France is still in its Fifth Republic and the importance of its constitutional arrangements is that the new president, Emmanuel Macron, is moving fast to assume the Gaullist mantle, manoeuvring to split the left and right parties into internally riven factions, while inserting his new so-called centrist party - En Marche la France (EMF) - to act as a rubber stamp for his decrees. The left has woken to this fact, though the coming general election will be a difficult one. Current opinion polls do not quite give EMF a majority in the 577-seat national assembly, but close enough that, along with the right (François Fillon’s Les Républicains), Macron will govern easily.

Decline of PS and PCF

The Parti Socialiste appears to be heading for a meltdown - between 28 and 43 seats; if true, the once majority party in the assembly is paying the price for the years of president François Hollande’s mediocracy and backtracking on pro-working class pledges. The Front National could pick up as many as 25 seats, compared to its current two, while the Front de Gauche (FDG - Left Front), the umbrella group of the Parti Communiste Français, along with France Insoumise and Lutte Ouvrière, are projected to get 10-15 between them. Macron’s final count could depend on French overseas voters, who appear keen on EMF and who have their own representatives in the assembly.

The French Communist Party (PCF), founded in 1920, has been a junior partner in French governments on three occasions. In the Provisional Government 1944-46; at the beginning of Mitterrand’s presidency 1981-84; and in cabinet under prime minister Lionel Jospin, from 1997 to 2002. Each time the experience ended dismally, as the PCF was either excluded from participation or withdrew when austerity measures were introduced. Initially the largest left party in France and still boasting its daily paper, L’Humanité, the PCF was overtaken by the Socialists (Parti Socialiste - PS) during Mitterrand’s presidency. The PCF claims around 60,000 paid-up members and a similar number of sympathisers. It has 10 deputies in the national assembly, 18 in France’s upper house, the Senate, and one in the European parliament.

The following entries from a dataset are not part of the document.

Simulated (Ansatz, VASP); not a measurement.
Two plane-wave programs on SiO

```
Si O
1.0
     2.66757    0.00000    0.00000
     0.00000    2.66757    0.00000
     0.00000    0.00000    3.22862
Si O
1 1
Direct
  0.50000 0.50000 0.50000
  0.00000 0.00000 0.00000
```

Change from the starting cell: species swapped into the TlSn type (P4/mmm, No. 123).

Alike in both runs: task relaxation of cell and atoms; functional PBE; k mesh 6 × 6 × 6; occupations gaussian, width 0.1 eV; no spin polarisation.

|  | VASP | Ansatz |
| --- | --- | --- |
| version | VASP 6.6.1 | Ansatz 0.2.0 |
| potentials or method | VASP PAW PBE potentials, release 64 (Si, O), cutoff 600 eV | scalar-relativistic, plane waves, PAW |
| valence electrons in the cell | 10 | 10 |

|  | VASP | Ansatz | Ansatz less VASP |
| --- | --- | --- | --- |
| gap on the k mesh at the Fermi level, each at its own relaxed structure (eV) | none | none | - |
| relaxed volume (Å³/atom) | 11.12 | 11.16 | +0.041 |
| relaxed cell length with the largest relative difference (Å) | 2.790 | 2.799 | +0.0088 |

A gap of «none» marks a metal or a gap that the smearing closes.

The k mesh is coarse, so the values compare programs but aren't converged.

In the university student uprising of May 1968, which soon extended to secondary schools, the PCF was caught off guard and refused to give the students its backing. However, when millions of industrial workers went on strike in support of the students, the PCF was dragged into endorsing those strikes. As a result of this recalcitrance and of its rigid structure and ideology, the PCF found itself outflanked on the left. It had become ossified and despite the renown of a few high-profile party intellectuals like Louis Althusser (whose views the PCF demanded he recant), it lost ground to a number of Trotskyist groups like Lutte Ouvrière (LO - Workers’ Struggle) and the Ligue Communiste Révolutionnaire, along with Maoist groups like La Gauche Prolétarienne (GP - Proletarian Left), a small ultra-left group which became famous after its bi-monthly newspaper, La Cause du Peuple (People’s Struggle), was repeatedly closed by de Gaulle. Though disagreeing with the political line adopted by GP, Jean-Paul Sartre assumed its editorship and, along with Simone de Beauvoir, was arrested and imprisoned for selling the newspaper on the street. De Gaulle ordered Sartre’s release with a remark which became legendary: “One does not imprison Voltaire.”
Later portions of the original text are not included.